If all you did was take a passing glance, you might start to think that Chapter 7 bankruptcy is more beneficial for the average person in Louisiana then Chapter 13 bankruptcy.
Chapter 7 bankruptcy involves the immediate discharge of unsecured debts if the courts approve your filing, while Chapter 13 bankruptcy typically requires that you continue to pay back your creditors for at least three years before discharge.
However, the speed with which you discharge your debts and whether you have to make payments are only two considerations that should influence your decision-making about bankruptcy. There are many benefits to Chapter 13 proceedings that make it a worthwhile consideration for those struggling with debt.
Chapter 13 can help you catch up on your mortgage
Part of Chapter 13 proceedings involves the renegotiation of the terms of certain debts. You can stop foreclosure and cure defaults in mortgage payments over time.
Chapter 13 proceedings protect your assets
One of the issues with Chapter 7 bankruptcy is that the courts limit the amount of income you can have as well as the value of the possessions you can retain without liquidating them to repay creditors.
People who file for Chapter 7 bankruptcy may have some of their assets sold by the bankruptcy trustee. When you file for Chapter 13 bankruptcy, there is no requirement for you to liquidate any of your assets.

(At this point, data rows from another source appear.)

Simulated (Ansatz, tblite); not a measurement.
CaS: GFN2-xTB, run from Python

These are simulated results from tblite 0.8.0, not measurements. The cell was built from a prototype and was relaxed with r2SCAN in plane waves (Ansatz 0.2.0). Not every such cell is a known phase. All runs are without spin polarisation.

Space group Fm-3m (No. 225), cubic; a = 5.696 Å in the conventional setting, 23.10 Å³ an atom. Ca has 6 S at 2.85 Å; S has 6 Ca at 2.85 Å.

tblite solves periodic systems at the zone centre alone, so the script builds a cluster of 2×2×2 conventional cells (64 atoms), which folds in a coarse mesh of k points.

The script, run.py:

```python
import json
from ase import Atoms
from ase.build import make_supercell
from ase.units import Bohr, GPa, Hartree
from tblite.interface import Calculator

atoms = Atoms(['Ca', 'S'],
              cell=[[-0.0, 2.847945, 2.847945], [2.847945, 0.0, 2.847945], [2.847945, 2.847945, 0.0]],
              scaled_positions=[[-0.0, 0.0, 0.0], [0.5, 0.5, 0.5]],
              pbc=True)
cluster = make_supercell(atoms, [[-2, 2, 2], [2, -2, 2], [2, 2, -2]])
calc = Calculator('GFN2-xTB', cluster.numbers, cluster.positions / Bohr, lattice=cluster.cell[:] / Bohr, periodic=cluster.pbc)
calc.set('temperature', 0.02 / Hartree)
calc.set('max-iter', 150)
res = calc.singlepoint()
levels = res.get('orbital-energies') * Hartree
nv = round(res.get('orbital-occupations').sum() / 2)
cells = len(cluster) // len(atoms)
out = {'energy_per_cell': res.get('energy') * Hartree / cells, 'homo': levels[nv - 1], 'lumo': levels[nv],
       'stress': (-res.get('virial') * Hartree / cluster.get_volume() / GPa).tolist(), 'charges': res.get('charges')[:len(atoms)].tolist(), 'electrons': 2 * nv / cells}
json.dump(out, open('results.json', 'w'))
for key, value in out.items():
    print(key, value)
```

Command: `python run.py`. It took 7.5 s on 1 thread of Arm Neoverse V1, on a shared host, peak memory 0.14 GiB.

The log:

Chapter 13 bankruptcy only shows up on your credit report for seven years
Any credit you receive, whether it’s a credit card you paid on time or a delinquent account, will stay on your credit report for seven years. The same is true for Chapter 13 bankruptcy.
You only have to worry about it affecting your credit score for seven years after your discharge. Those who receive a Chapter 7 discharge will have the bankruptcy on their credit report for 10 years.
You can file again more quickly if you wind up back in debt
In order to prevent people from abusing the bankruptcy system, there are important legal limits in place regarding how often people can file bankruptcy. You have to wait eight years after filing for Chapter 7 bankruptcy before you can file again. However, those who use Chapter 13 bankruptcy can refile as frequently as every two years if they still find themselves struggling financially.
If you aren’t certain which form of bankruptcy is best for you and your situation, talking about it with an experienced Louisiana bankruptcy attorney can help you make a more informed decision.